There is an unfinished cabin in my distant memory – a dream begun in my pre-pubescent years but left undone.
It was a summer day in the small town of Readfield, Maine. The humid warmth of the New England country air mixed with the inviting scent of the pine forest behind my grandmother’s house was too much for my cousins, my older brother and me to resist. Adventure lay ahead of us just across the trickling creek and under the canopy of the soaring trees. Running through the shaded pinewoods was not only a delight to smell; it was also a cushioned run over the thick carpet of pine needles covering the forest floor. “I could live here forever!” I thought.
Imagination began to take tangible form as we decided to build a small log cabin. Short on tools but high on interest, we began a search for small trees to chop down and drag to the site. With axe in hand and a determined spirit, the effort began. But, alas, a short summer day is just not enough time to satisfy the desires and demands of a summer dream.
Many summers have come and gone since then. Wrinkles encroach upon my once youthful face even as hair follicles prove to be fair-weather friends on the top of my head. But I remember. The dream hasn’t died, though the logs that were laid so many years ago have no doubt since disappeared from the forest floor.

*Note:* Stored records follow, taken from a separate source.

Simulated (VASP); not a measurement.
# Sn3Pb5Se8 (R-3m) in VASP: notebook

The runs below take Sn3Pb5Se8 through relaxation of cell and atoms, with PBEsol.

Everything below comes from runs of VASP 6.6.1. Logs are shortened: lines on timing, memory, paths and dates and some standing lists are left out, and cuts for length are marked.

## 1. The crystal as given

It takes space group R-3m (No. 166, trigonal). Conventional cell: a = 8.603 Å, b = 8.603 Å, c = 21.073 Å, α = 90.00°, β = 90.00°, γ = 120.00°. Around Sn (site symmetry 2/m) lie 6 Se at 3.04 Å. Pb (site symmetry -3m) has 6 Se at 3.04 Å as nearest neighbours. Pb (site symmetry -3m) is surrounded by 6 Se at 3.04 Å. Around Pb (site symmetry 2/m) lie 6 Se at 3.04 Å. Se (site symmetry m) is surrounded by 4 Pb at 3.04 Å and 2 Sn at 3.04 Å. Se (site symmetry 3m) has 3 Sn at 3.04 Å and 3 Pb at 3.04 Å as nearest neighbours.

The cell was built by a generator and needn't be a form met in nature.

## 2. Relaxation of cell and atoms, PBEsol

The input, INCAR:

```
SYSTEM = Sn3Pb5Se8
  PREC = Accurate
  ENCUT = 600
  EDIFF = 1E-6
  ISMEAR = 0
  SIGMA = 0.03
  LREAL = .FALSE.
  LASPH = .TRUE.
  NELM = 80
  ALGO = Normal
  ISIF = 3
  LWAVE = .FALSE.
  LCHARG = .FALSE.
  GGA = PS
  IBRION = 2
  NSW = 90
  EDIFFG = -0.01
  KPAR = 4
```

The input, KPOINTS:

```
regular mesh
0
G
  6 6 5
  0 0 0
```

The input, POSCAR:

There is a sense of unrealized dreams that perhaps lay deep within us all. Some are unfinished dreams of a distant memory. Others are hopes for a better time somewhere on the road before us. I don’t know if I’ll ever get my pine-forest-nestled cabin in this lifetime; however, perhaps someday, in that eternal day of global renewal, perhaps there will still be a Maine forest. If so, maybe I’ll have time to build my cabin then. Meanwhile, if you see me with my feet propped up and a dreamy look in my eyes I might be remembering.